So many good points have been made here. I almost posted earlier but couldn't put my thoughts together.

I think what it comes down to is that we need to hold our tongues unless certain about those we are sharing with. A certain amount of "honesty", as Martha was talking about, is fine with those who are likely to misinterpret our comments, such as those already skeptical of this lifestyle, like Lisa's mom, and those who struggle with infertility who may feel that we are insensitive to their cross. But we must be careful not to give the impression that we are somehow "stuck" in this life, or that we are ungrateful for the gift that our fertility is.

We all need a place to say "Phew, this is tough" or "I am really worried about having another baby right now, not sure if I can handle it, etc." This forum is the right place for that, a family reunion or homeschool support meeting probably is not the right place.

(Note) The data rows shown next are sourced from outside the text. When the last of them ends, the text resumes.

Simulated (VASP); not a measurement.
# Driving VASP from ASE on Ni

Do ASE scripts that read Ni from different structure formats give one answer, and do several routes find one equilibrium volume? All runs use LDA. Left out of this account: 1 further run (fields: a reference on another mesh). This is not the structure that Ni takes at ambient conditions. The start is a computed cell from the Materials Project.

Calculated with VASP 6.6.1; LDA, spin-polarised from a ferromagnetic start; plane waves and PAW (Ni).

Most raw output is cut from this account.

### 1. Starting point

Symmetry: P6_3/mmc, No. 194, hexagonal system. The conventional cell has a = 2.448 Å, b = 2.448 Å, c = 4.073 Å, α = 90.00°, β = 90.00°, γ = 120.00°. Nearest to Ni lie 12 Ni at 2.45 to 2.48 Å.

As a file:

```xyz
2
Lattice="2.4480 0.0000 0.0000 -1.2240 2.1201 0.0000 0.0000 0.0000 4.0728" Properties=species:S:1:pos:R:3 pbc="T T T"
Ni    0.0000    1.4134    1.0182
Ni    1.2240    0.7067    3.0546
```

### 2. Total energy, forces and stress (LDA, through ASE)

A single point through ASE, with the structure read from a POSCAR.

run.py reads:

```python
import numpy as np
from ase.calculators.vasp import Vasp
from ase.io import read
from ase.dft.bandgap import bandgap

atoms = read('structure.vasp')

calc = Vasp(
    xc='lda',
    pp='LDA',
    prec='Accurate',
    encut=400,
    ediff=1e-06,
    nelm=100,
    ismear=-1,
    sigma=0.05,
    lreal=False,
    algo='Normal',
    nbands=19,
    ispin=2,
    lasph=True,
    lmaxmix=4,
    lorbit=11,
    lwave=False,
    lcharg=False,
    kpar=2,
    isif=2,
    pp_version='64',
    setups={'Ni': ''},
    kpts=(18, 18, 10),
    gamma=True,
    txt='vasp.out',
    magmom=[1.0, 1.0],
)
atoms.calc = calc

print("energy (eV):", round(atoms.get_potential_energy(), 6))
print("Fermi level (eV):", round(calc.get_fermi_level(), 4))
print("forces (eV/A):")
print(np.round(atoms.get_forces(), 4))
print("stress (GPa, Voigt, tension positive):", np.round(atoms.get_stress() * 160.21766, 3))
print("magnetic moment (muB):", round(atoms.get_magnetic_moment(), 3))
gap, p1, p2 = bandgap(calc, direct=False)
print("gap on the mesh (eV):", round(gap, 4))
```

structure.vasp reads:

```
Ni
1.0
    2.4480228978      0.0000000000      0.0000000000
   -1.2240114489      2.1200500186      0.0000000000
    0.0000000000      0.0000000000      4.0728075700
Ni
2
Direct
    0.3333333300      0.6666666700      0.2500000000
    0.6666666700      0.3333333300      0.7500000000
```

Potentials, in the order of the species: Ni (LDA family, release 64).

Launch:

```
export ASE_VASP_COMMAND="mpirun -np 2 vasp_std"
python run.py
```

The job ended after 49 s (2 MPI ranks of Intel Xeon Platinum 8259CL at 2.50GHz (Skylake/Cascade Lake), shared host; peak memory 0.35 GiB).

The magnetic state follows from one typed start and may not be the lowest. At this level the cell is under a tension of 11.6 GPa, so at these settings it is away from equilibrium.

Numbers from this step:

I love my children. I am thrilled to be expecting again. But this is a hard life for me. It is my cross because I am so unorganized and inconsistent. There have been times over the years where I begged God NOT to send another baby yet. We have always been open, but not always ready. There have been times where we have avoided intimacy because that month we felt overwhelmed. God has been good to us. I honestly don't think I could handle what Lisa and Martha have. A baby every two years is a challenge enough. But we rely on God to give us what we need with each new child. If they came closer, I would trust in His help.

Sorry if this has gone long or off track.

Sara, I would tend to feel the same way about your friend. To even use the language of it being a cross, and her continued openness to life, points to someone who is just overwhelmed with her current situation. She needs prayers and maybe an ear, a dinner, and an affirmation that it is okay to be worried and even a little disappointed about the pregnancy. She can then work through it and will most likely be thrilled to greet her new blessing months down the road.

Saying a prayer for her!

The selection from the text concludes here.